Suggested by
Micki Seibel
over 3 years ago
For irrigated agriculture, there is little automation. Once a decision to irrigate a field is made, it requires labor to criss cross the farm to turn on the controls. The availability of labor (during the day) does not coincide with the optimal energy rate plan for running irrigation pumps (off-peak, usually night time hours). This also means that irrigation is happening during the warmest (or in many cases, the extremely hot) times of the day where evaporation is highest.
Water management needs automation. Shocking, but those of you who are not in agriculture, this has not happened.
The farm labor to do the work is in extreme shortage. It's also time consuming, tedious, and low skill work. Not work that people should be treated as a commodity to do.
A single irrigation pump consumes as much energy as nearly 200 residential homes. For example, ~25% of California's energy grid is dedicated to pumping water for ag irrigation. This means that energy use on farms that grow irrigated crops is extremely costly--especially when it's done during peak energy times.
The ability to automate irrigation opens up opportunities to collect and analyze data about water AND energy consumption--quantifying this energy-water nexus has the potential to find optimizations to improve both water and energy management.
Ag consumes 70-80% of the fresh water (varies depending on region in the world).
Water movement is the largest consumer of energy on the grid: as much as 25% of California's energy, for example.
The tech is now there to do this: IoT + the availability of low-cost satellite networks that provide the connectivity to the farm field (see SpaceX's acquisition of Swarm Technologies). Lack of network in rural farm fields has been a significant barrier to the practicality of anything digital in the field).
The worst drought in 1500 years in the American west is bringing a lot of media, government, academic attention to water and energy.
The energy industry is looking for solutions to optimize grid management with the faster than expected adoption of renewables. Moving large energy consuming devices to off-peak times is essential.
In North America, energy data was standardized by the Department of Energy, so it appears to be a data set that is amenable to ML/AI models as its standardized across the more the 1,200 utility companies in the US and (I believe) Canada.
War in Ukraine has made energy in the EU a front page topic. This provides wind in the sails for such a solution for EU ag.
Existing Company
Are you interested in addressing this Unmet Need?
CEO/Co-Founder @ Rhiz
Lots of info here - https://intellias.com/smart-irrigation-in-agriculture/
And I agree w/r to sensors, lots of water-saving can be done by tying soil moisture/weather forecasting into residential existing systems. I'm sure we've all seen sprinkler systems running in a downpour and thought it wasteful. Many of those systems are already automated so there'd be less friction in adding sensors than a 0-1 farm. Again, not the same scale, but it could be a start.

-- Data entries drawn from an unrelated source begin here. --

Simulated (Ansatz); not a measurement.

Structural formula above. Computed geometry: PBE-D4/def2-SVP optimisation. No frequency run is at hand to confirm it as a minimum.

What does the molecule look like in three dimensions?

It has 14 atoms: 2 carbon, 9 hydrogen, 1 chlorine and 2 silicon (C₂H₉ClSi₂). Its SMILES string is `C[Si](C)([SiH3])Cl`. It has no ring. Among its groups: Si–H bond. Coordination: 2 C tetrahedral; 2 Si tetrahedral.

And for what it's worth, my uncle farms thousands of acres across multiple counties at 82 yrs old with 2 helpers. I can assure you he's not running around in the morning turning on pumps, so perhaps the biggest issue is affordability for smaller farmers and making the sensor-system connection more ubiquitous for residential?
Founder @ Cannected
Micki, one could combine automation for the irrigation with demand respond for energy usage = save water & save on energy cost
CEO | Founder | Managing Partner @ Platform Venture Studio
Do you think a software only solution has value here or does a startup have to solve the physical/hardware problems too?